Summary and Contributions: This paper proposes an elegant extension to seq2seq models to a conditional multi-sequence model. These models are able to infer multiple output sequences by conditioning on both input and previously estimated output sequences. The paper shows the use case of these models on multi-speaker speech recognition and speech separation tasks. >>>> I thank the authors for their detailed response to the comments. The clarifications and experiments certainly improve the submission quality. I also acknowledge that I had missed some of the weaknesses that other reviewers mentioned. So overall I would like to keep my scores unchanged. <<<<

Strengths: 1) The paper proposes a conditional chain model for sequence to multi-sequence problem. Here the model output is conditioned on all previous sequence and the encoder representation. The authors have elegantly used an lstm to introduce this conditional dependence. 2) The authors have also processed this conditional chain in a seq2seq manner. In the sense that the model is not dependent on fixed number of output sequences. This allows the model to be flexible and be trained on all kinds of speech data (single speaker, multispeaker .. ) 3) Although the models use a CTC based loss they are able to outperform attention based CE models.
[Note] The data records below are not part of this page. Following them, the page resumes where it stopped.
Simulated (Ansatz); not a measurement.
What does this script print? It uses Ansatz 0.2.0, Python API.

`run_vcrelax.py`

Weaknesses: 1) It seems like the model really works well when there is a mixture of datasets i.e. single, dual and multi speaker. Would be interesting to see dependency on this? 2) It seems like the model is limited to CTC loss, would it be possible to train them towards attention based enc-dec training?

Correctness: 1) The authors have provided code based out of an open-source project. So the work seems easily reproducible.

Clarity: The paper is clearly written with a supported website showing examples of how this model works.

Relation to Prior Work: Mostly adequate. However I feel there is some missing related work with adding context to ASR like - 1) Deep context: end-to-end contextual speech recognition https://ieeexplore.ieee.org/stamp/stamp.jsp?arnumber=8639034 2) Gated Embeddings in End-to-End Speech Recognition for Conversational-Context Fusion https://arxiv.org/pdf/1906.11604.pdf

Reproducibility: Yes

Additional Feedback: 1) Have you tried this approach on the CHiME-5/6 dataset? It seems like the model could do really work in a cocktail-party problem. 2) Would the model work for far-field and close-field speech separation? Or the speakers should really be at the same distance from the microphone. 3) Is the CTC model rescored with a language model? 4) How is the model stability during training? As the conditional representation would really take some time to be reasonable.


Review 4

Summary and Contributions: This paper presents a novel approach addressing the problem of sequence to multi-sequence learning named Conditional Chain Mapping. In the proposed approach, each output sequence is inferred based on the input sequence and the previously inferred output sequences. The approach is applied to two speech-related tasks: speech separation and speaker recognition. Experiments are presented on both tasks, where the proposed approach is shown to yield similar performance to strong baselines from the literature.

Strengths: The conditional chain mapping approach is novel as far as I can tell, and it's very interesting. It could be beneficial for different tasks, hence it is a significant contribution.

Weaknesses: The experiments demonstrates the viability of the approach, however I have a few concerns: - In Table 1, it seems to me that some comparisons are unfair because of the different training sets. For instance the Conditional TasNet trained on WSJ0 2-5 Mix seems to be trained on more data than DPRNN for 2mix, the authors should clarify that. - The authors selected TasNet for their base model, but it seems that DPRNN and Voice Separation are better, why not applying the Conditional Chain Mapping to them? - Please explain briefly the SI-SNR metric. - On Table 4, experiment (8) seems unfair to use as comparison as it has more training data. Also, I don't see the point of reporting WSJ0-3mix if only one model can do it.

Correctness: It is correct as far as I can tell.

Clarity: The paper is clearly written. Section 5 is sometimes not easy to follow due to the placement of the tables.

Relation to Prior Work: The related work about the speech tasks used in the paper (Speech Separation and Multi-speaker speech recognition) is clearly discussed, however a brief discussion on sequence-to-sequence mapping is missing from Section 4.

Reproducibility: Yes

Additional Feedback: Overall this paper is novel and is a significant contribution, however the experiments are not clear. I would be happy to increase my score if the authors address my concerns. It would also have been nice to see another application in another domain, like NLP for instance. Edit after rebuttal: I've read the rebuttal. The authors clarified the experiments, hence I've increased my score.